This Week in Texas Methodist HIstory October 31
This week begins a two part series in which we will tell the stories of two Northwest Texas Conference preachers who withdrew from the conference under pressure. One was a modernist and the other a fundamentalist. The cases are interesting because both men were among the most prominent preachers of their conference.
The battles over modernism in the Methodism are most famous in the 1920s, but the case of James Dickson Shaw (1841-1926) shows that disputes over modernism existed decades earlier.
Shaw was born in Walker County, served in the Confederate Army and then taught at Marvin College. In 1878 he was appointed to Fifth Street Methodist Church in Waco. Annual conferences in those days had to pass on the character of each preacher individually. When Shaw’s name was called at the Northwest Texas Annual Conference meeting at Cleburne on November 2, 1882, no one could say anything negative about his character or his behavior, but his presiding elder reported rumors criticizing his doctrinal purity. A committee was appointed to examine the rumors. Shaw appeared before the three person committee and told them that he had modified his opinions concerning the inspiration of the scriptures, the divinity of Jesus, the vicarious atonement, and the punishment of the wicked.

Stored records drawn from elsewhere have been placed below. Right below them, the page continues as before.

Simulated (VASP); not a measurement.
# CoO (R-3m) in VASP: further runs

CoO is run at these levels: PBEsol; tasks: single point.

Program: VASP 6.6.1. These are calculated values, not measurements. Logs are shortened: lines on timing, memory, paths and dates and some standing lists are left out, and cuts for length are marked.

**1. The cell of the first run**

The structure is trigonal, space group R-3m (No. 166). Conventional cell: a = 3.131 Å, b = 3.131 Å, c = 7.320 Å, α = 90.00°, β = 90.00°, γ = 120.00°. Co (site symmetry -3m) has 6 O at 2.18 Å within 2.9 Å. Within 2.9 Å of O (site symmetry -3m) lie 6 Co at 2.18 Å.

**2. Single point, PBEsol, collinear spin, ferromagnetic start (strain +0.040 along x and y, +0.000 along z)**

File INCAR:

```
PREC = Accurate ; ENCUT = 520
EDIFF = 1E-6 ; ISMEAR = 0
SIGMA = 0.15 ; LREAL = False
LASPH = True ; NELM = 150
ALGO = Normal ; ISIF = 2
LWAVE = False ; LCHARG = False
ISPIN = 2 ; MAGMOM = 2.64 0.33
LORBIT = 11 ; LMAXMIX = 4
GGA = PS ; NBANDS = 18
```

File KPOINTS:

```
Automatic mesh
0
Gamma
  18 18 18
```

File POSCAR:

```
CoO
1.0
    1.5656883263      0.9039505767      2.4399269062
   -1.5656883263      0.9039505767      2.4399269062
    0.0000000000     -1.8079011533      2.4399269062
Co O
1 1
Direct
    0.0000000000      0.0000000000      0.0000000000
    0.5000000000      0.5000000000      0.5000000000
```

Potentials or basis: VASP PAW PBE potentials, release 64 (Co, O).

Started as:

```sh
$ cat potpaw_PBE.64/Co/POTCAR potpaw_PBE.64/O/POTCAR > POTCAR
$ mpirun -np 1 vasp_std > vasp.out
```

The committee reported their findings to the full conference, concluding that his views were “detrimental to religion and injurious to the church.” Shaw asked for time to withdraw rather than be expelled and also asked for time to address the annual conference in a farewell speech.
On Saturday, November 4, Shaw delivered that farewell and resigned not just from the conference but from his various offices including an editorship of the Texas Christian Advocate, one of the curators of Southwestern University, Secretary of the Board of Missions, member of the Board of Publications of the Advocate, and member of the General Board of Missions.
Shaw moved back to Waco and only a month after the conference, on Dec. 2, 1882, was instrumental in forming the Religious and Benevolent Association. In 1883 that association began publishing the Independent Pulpit, a monthly twenty-four page magazine that championed the modernist cause. By 1884 the Association had grown large enough to build its own building, Liberal Hall. The Independent Pulpit circulated beyond Texas, and Shaw gave weekly lectures.
Naturally those lectures attracted the scorn of more orthodox preachers. Waco Baptist, B. H. Carroll preached a sermon, “The Agnostic,” aimed directly at members of the Society. The Religious and Benevolent Society did not last. Liberal Hall burned in 1889 and was not rebuilt.
Shaw’s personal life was filled with tragedy. His first wife died leaving him to raise five young children. His second wife also died. In 1910 he moved to California to live with one of his daughters. After his death in 1926, his ashes were returned to Waco.